Steve Greenberg on Speech Perception
Just how do we recognize the sound of an /a/ vs. a flute? Speech recognition systems commonly due this task with measurements of a single spectral slice. Just 39 measurements of the frequency information at one time. But is this how the brain does it?
There is a wonderful demo called a "white vowel." Imagine taking a recording and measuring the frequency content at the center of the vowel. Design a filter that provides the inverse and apply it to the sound. Now the vowel sound has a perfectly flat spectrum---No formants to be seen. What do you think you will hear when you play the sound? Surprise, it sounds like a perfectly normal word! Yes, it sounds different, especially when played next to the original. But you can still hear the original sound. This suggests the auditory system is doing something different than just pattern matching with spectral slices. But what?
Steve has been interested in temporal patterns. He'll be talking about his model, based on neural oscillators at different scales, at Friday's Hearing Seminar.
Who: Steven Greenberg
Why: We don't know how sound is recognized (speech or music)

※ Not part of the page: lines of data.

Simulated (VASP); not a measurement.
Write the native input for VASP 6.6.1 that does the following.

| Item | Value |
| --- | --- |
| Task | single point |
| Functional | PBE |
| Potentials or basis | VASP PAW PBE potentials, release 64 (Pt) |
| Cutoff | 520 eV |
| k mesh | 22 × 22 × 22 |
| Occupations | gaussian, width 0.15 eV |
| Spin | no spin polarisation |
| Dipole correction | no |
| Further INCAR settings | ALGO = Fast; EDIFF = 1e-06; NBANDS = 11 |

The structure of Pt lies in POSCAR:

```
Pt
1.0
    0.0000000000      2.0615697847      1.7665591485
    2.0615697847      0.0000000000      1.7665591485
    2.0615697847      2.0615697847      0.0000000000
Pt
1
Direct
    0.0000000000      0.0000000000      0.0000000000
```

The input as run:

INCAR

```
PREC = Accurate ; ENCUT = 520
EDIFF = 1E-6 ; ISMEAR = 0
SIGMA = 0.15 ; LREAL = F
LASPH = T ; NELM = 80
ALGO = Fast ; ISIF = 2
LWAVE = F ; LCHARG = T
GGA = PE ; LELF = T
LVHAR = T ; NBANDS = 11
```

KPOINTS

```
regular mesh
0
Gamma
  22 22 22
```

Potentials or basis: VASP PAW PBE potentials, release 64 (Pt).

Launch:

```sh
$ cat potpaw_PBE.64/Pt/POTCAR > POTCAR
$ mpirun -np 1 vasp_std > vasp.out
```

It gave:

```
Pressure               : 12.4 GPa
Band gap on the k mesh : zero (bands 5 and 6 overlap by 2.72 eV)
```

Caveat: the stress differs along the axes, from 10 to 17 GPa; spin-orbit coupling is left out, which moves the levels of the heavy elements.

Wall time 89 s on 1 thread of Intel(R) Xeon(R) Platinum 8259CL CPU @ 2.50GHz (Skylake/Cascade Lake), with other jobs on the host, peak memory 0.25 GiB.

What: Time, Speech, Memory – How Does the Brain Go From Sound to Meaning?
When: Friday November 18th at 1:15PM
Where: CCRMA Seminar Room (Top Floor of the Knoll)
I also want to thank the discussants at the last seminar: Nick, Juhan and Gautham. We had a wonderful discussion about their favorite papers from ISMIR. They have put together a page of papers and links at
See you at CCRMA on Friday, for what promises to be an interesting talk and certainly a stimulating discussion!!!
Time, Speech, Memory – How Does the Brain Go From Sound to Meaning?
Spoken language is highly variable, reflecting factors of environmental (e.g., acoustic-background noise, reverberation), linguistic (e.g., speaking-style) and idiosyncratic (e.g., voice-quality) origin. Despite such variability listeners rarely experience difficulty understanding speech. What brain mechanisms underlie this perceptual resilience, and where does the invariance reside (if anywhere) that enables the signal to be reliably decoded and understood? A theoretical framework – DejaNets – is described for how the brain may go from “sound to meaning.” Key is speech representations in memory, crucial for the parsing, analysis and interpretation of sensory signals. The acoustic waveform is viewed as inherently ambiguous, its interpretation dependent on combining data streams, some sensory (e.g., visual-speech cues), others internal, derived from memory and knowledge schema. This interpretative process is mediated by a hierarchical network of neural oscillators spanning a broad range of time constants (ca. 15 ms–2,000 ms), consistent with the temporal structure of spoken language. They reflect data-fetching, parsing and pattern-matching involved in decoding and interpreting the speech signal. DejaNets accounts for many (otherwise) paradoxical and mysterious properties of spoken language including categorical perception, the McGurk effect, phonemic restoration, semantic context and robustness/sensitivity to variation in pronunciation, speaking rate and the ambient acoustic environment. [Supported by AFOSR]
Steve is the principal of Silicon Speech, a small scientific research company based in Northern California. Prior to founding the company, he was Senior Scientist/Affiliate Faculty at the International Computer Science Institute and Associate Professor of Linguistics at the University of California, Berkeley. In a previous life, Steve studied how single auditory neurons in the auditory nerve and cochlear nucleus respond to complex sounds. He holds a Ph.D. from UCLA (Linguistics and Neuroscience) and an A.B. from the University of Pennsylvania (Linguistics and Anthropology). His recent research has been funded by the Air Force Office of Scientific Research.